What did the Founders envision to be the role of religious training in public education?   As a teacher myself, I’m interested.  I hope you are too.  

Skousen in his book, The Five Thousand Year Leap, tells us that “In 1787, the very year the Constitution was written and approved by Congress, that same Congress passed the famous Northwest Ordinance.  In it they emphasized the essential need to teach religion and morality in the schools.”  It was expected that Religion, Morality and Knowledge would be taught to children in the newly formed United States.  The Founders could not envision a society that would be able to stand for long without these things being taught.  

How did the Founders expect Religion and Morality to be taught?  It was to focus on the aspects of belief in God that were common to religions across the spectrum.  No particular denominational creeds were to be emphasized.  The Universal Fundamental’s included such beliefs as:  There is a Creator of the universe; He is to be worshiped; The Creator has a moral code which we will be judged by; There is a life to come and a judgment.  

In 1791, Dr. Benjamin Rush wrote defending his position that the Holy Bible should be used as a textbook in the classroom.   “The memory is the first faculty which opens in the minds of children.  Of how much consequence, then, must it be to impress it with the great truths of Christianity, before it is preoccupied with less interesting subjects…We are subject, by a general law of our natures, to what is called habit.  Now, if the study of the Scriptures be necessary to our happiness at any time of our life, the sooner we begin to read them, the more we shall probably be attached to them; for it is peculiar to all the acts of habit, to become easy, strong, and agreeable by repetition.”http://www.wallbuilders.com/LIBissuesArticles.asp?id=147036

A specific example of the use of scripture in education can be found in the Horn Book.  A Horn Book was not a book at all, but a wooden paddle shape with a handle to hold it.  It was “simply a sheet of paper mounted on a board and covered with transparent horn.” ( http://www.encyclopedia.com/topic/hornbook.aspx)  The “transparent horn” was a very fine, transparent slice of a cow’s horn… nailed over the page to preserve the paper.” https://library.missouri.edu/exhibits/childrenliterature/horn.htm The Lord’s Prayer was a popular portion of scripture to be printed on the Horn Book paper for learning along with alphabet letters and Roman numerals.

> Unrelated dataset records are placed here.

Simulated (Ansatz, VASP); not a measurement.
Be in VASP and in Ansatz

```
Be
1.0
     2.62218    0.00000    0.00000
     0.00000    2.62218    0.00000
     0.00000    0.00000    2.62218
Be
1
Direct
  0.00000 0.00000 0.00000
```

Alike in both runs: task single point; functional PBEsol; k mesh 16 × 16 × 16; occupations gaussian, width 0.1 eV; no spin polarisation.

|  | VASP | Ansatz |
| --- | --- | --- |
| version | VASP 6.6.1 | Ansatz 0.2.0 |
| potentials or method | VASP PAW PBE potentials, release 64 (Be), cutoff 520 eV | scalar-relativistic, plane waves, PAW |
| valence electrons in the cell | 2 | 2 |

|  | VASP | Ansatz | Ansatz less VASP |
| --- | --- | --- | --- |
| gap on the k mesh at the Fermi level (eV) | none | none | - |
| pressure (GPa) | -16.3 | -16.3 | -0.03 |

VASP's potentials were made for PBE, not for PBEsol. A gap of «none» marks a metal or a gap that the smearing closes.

On Wallbuilders.com, a reprint of the New England Primer is for sale.  This is another specific example of spiritual training in early America.  In the description we read, “The New England Primer was the first textbook ever printed in America and was used to teach reading and Bible lessons in our schools until the twentieth century. In fact, many of the Founding Fathers and their children learned to read from The New England Primer. This pocket-size edition is an historical reprint of the 1777 version used in many schools during the Founding Era.”  This gives us more insight into how seriously they took the religious education of their children.

“For avoiding the extremes of despotism or anarchy . . . the only ground of hope must be on the morals of the people. I believe that religion is the only solid base of morals and that morals are the only possible support of free governments. Therefore education should teach the precepts of religion and the duties of man towards God.”   ~ ~ Gouverneur Morris, Penman and Signer of the Constitution.

Our founders were convinced that teaching children moral and spiritual values was absolutely necessary for the continuance of liberty, as liberty is freedom plus morality.  By not teaching our young people spiritual and moral truths, we are denying their need to understand and live out real liberty.